Gary Rickenbach, 56, was a senior vice president of Onebanc in Little Rock when the loan became uncollectable in 2008, according to a Thursday press release from the Special Inspector General for the Troubled Asset Relief Program. In 2009, Rickenbach and others allegedly sought to cover up the bad loan by using Tarp funds to make loans to companies that Rickenbach had created or controlled.
"The new loans made by Rickenbach made Onebanc appear to federal examiners to have fewer financial problems than was true," the release says.
Onebanc's parent company, OneFinancial Corp., received $17.3 million in Tarp funds in June 2009. The $379 million-asset company has yet to pay back the investment, according to the release. It had missed 19 dividend and interest payments totaling more than $2.8 million as of Dec. 31.
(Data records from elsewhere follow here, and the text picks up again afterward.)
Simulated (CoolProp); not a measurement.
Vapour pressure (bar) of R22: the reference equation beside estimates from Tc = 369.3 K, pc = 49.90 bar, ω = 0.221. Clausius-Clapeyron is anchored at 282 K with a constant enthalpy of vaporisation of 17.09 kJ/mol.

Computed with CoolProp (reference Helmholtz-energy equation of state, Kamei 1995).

Rickenbach was charged in a U.S. district court in Little Rock with money laundering, conspiracy to commit bank fraud, misapplication of bank monies, making false entries to the Office of the Comptroller of the Currency and the Federal Deposit Insurance Corp. and obstructing an OCC examination. His trial date has not yet been scheduled.
Rickenbach faces up to 20 years in prison for the money laundering charge and no more than five years in prison for the conspiracy charge, according to the release.